Uganda shilling not world’s worst performer
DR. Louis Kasekende: Deputy Governor Bank of Uganda
Tuesday, 9th August, 2011
Sunday Monitor claimed, in its front page article on August 7, that the “Uganda shilling is now the worst performing currency in the world”.
The basis of this claim was that the shilling has depreciated against the US dollar by 10% over the last two months, which the article implied was a larger depreciation against the dollar than that of any other currency in the world.
Even if that were true, it would not justify the claim that the Uganda shilling is the world’s worst performer.
It is grossly simplistic to judge the performance of the exchange rate solely on the basis of how much it depreciated over a given arbitrary period, without considering the context, both domestic and international, in which this takes place.
Exchange rates are inherently volatile. This is as true for the Uganda shilling as is for most other currencies. The South African rand, for example, is a very volatile currency.
Moreover, exchange rate depreciation per se is not inherently bad or a sign of poor performance. Sometimes, it is necessary and desirable for exchange rates to depreciate to allow economies to adjust to external shocks. Uganda’s exchange rate has come under strong pressure to depreciate for two reasons.
First, our balance of payments has weakened. This is because most of the major sources of foreign exchange for Uganda - exports, workers’ remittances and foreign direct investment – are growing at a slow rate because of the stagnation in the industrialised economies of the world.
In contrast, Uganda’s demand for imports has grown at a robust rate, reflecting the strong growth of the domestic economy.
The only way in which we can bridge the gap between demand and supply of foreign exchange is by a depreciation of the exchange rate. This will make the production of Ugandan exports more profitable and encourage Ugandan consumers to economise on their use of imports and instead consume local products to the extent that this is possible.

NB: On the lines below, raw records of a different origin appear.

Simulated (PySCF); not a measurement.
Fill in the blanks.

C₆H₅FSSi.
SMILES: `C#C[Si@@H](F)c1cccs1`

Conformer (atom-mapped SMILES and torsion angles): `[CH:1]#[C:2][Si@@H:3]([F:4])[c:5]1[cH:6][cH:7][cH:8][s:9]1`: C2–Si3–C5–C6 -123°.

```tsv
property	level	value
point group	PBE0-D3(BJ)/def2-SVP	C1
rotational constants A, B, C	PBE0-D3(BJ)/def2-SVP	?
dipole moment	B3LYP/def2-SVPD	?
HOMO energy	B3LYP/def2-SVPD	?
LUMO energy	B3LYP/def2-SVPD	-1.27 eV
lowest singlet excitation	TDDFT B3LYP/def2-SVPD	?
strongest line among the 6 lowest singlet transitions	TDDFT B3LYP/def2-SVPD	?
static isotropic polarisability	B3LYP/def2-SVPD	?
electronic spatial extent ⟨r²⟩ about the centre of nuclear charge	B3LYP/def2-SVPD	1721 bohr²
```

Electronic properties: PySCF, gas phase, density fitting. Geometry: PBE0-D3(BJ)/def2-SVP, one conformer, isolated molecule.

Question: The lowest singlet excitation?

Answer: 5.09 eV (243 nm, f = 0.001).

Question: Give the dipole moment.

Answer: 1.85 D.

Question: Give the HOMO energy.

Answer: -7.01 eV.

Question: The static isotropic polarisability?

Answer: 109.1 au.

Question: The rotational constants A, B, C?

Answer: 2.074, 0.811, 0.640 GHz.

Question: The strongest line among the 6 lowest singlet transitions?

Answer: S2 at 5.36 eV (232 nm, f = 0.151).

Second, as everyone who has been following the international news will understand, the world economy and financial markets have suffered tremendous turbulence in the last few weeks, with large falls on stock markets.
In periods of global market volatility, international investors tend to flee from assets which they perceive as being risky and instead invest in safe assets like, for example, US treasury bonds or gold.
As a result, countries such as Uganda which attract modest amounts of short term portfolio capital from abroad have suffered capital outflows, which has put further pressure on the exchange rate to depreciate. Uganda is part of a globalised economy.
The global economy performed well in the decade or so, which led to the global financial crisis in 2008 and, as a result, export markets boomed and capital flowed into developing countries like Uganda.
The outlook for the global economy has deteriorated dramatically since 2008. Large parts of the industrialised world are again facing economic slowdown. Inevitably this has an adverse impact on Uganda, which is felt primarily through the balance of payments.
The Ugandan economy has to adjust to living in a more difficult global economic environment – an environment in which major export markets grow very slowly and from which it is more difficult to attract private investment.
Exchange rate depreciation provides one tool for facilitating the adjustments, which the Ugandan economy must make to prosper in a more challenging and volatile global economic environment. As I have already mentioned, this will help to narrow the trade deficit by making Uganda’s exports more competitive and encouraging Ugandans to consume fewer imports.
There are many countries around the world which peg their exchange rates, usually to the dollar or the euro. Because they peg their exchange rates, these countries have not experienced a depreciation of their exchange rate over the last two months, unlike Uganda. But that does not mean that they have performed better than Uganda.
Pegging exchange rates in the face of balance of payments shocks entails costs for an economy. This is because foreign reserves have to be depleted to defend the exchange rate against depreciation. But the rigidity of the exchange rate impedes the adjustments of the economy, which are essential for the long-term prosperity of the economy.
Uganda has not followed this path. Instead, it has chosen to pursue a flexible exchange rate policy, allowing market forces – the supply and demand for foreign currency – to determine the level of the exchange rate. Although there are sometimes costs in the short-term, a flexible exchange rate is better for the long-term health of the economy. This is due to the fact that it provides a mechanism for allowing the economy to adjust to macro-economic shocks, which affect the balance of payments.
The Ugandan economy faces major challenges in the years ahead if it is to sustain its strong record of growth and stability in a much less benign global economic environment.
The country will need to make difficult economic policy decisions. As such, we need a serious and informed public debate about the policies, which are best for the long-term development of our economy.
Unfortunately, flippant comments about the shilling being “the worst performing in the world”, without taking any account of the context or reasons for the depreciation of the unit, do not help to promote public understanding of the challenges facing our economy.